GEN-WE.  Our assets in California will be subject to various additional state environmental initiatives.  As previously disclosed, our California facilities continue to be subject to the California Global Warming Solutions Act, effective January 1, 2007, which requires development of a GHG control program that will reduce the state’s GHG emissions to their 1990 levels by 2020.  Regulations to achieve required emission reductions are to be adopted by January 2011.
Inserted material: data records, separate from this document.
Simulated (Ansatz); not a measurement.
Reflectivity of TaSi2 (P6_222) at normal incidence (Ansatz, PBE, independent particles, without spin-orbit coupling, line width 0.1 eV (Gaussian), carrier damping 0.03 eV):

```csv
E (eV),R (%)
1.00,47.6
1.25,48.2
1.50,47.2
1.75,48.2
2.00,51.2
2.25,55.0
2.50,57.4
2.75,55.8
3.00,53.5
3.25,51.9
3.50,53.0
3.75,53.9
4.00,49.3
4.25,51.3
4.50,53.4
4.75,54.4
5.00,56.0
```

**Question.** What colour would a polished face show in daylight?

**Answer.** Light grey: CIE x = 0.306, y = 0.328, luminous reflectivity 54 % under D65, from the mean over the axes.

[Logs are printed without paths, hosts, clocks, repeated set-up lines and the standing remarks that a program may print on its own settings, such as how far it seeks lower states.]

In late June 2009, the California State Water Resources Control Board issued draft regulations for power plants with once-through cooling.  Our options include closed system cooling structures and other measures for reducing impingement/entrainment.  Our low heat rate plants, Moss Landing units 1 and 2, would have until 2017 to develop solutions.  Some of our older, less efficient units may not be profitable if the rule becomes final, and therefore may be considered for retirement.  As an active stakeholder in the process, we are continuing to monitor the development of draft regulations, and will continue to provide input as solutions move from their current draft status to final regulations.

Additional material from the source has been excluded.